Ignác
Romsics, ed., WARTIME AMERICAN PLANS FOR A NEW HUNGARY:
DOCUMENTS
FROM THE U.S. DEPARTMENT OF STATE, 1942-1944.
Highland Lakes, N.J.: Atlantic Research and Publication; Boulder CO.: Social
Science Monographs, 1992;
distributed by Columbia University Press. Pp. Xvii, 328. Cloth.
Soon after America’s involvement in World War II, the Advisory committee on Post-War Foreign Policy was established in Washington. By offering selections from the records of this committee and its successors, Romsics makes an important contribution to the understanding of wartime American attitudes regarding Hungary. Three problems received attention in the Committee’s deliberations as far as Hungary was concerned: the issue of Hungary’s role in the post-war international organization of Eastern Europe, the question of her post-war boundaries, and the problem of her future system of government.
American decision-makers favored the creation of some kind of a supra-national state in Eastern Europe, the primary purpose of which would have been to keep German and Russian influence at bay. Two plans for the federal reorganization of Eastern Europe were brought before the Committee. One of these envisaged a federation made up of the main constituents of the former Habsburg realm, while the other called for the creation of three federations in Eastern Europe: the Polish-Baltic, the Balkan, and a Central or "Danubian." The experts made short-shrift of these plans: they favored the creation of a single, large East European federal state.

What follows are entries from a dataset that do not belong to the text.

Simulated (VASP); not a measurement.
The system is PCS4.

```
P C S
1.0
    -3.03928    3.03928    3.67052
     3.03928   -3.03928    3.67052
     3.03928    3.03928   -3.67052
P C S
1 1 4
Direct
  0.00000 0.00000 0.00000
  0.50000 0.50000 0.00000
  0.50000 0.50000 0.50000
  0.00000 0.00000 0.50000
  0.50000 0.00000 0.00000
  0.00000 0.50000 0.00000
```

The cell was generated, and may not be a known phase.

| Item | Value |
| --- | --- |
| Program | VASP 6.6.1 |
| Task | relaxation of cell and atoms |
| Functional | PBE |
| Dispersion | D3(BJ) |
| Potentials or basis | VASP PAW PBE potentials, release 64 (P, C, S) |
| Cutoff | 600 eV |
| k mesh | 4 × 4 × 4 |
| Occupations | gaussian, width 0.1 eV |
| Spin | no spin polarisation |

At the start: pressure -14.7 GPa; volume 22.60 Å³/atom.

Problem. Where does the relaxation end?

Concerning territorial questions, the experts concluded that on ethnic grounds, Hungary’s post-Trianon borders warranted adjustments. In particular, they called for the adjustment of Trianon Hungary’s borders in places where the majority of the population was Hungarian: along Slovakia’s southwestern border, in southern Ruthenia, and in the northernmost areas of Serbia. As for Transylvania, the Committee recommended ceding to Hungary a strip of territory along her eastern border, and granting autonomy for the Szekely districts in southeastern Transylvania.
On the matter of Hungary’s future system of government no one of influence in Washington contemplated the survival of Hungary’s wartime elite in power. What Washington hoped for, was the establishment of a democratic, pluralistic, republican Hungary.
American plans for post-war Hungary disintegrated during the last year of the conflict and in the immediate post-war era. The prime cause was the attitude and predominant strategic position of the Soviets in Eastern Europe, but there were other factors as well. In the question of Hungary’s boundaries, for example, the proposed adjustments in Hungary’s favor in the north and the south were abandoned because the governments of Czechoslovakia and Yugoslavia were opposed to them. Still Another reason for jettisoning the earlier American stand on this issue was the British government’s support for restoring Hungary’s pre-1938 borders. In 1947, even the hopes for a democratic government in Budapest faded, as the Soviets embarked on the liquidation of anti-communist parties in Hungary.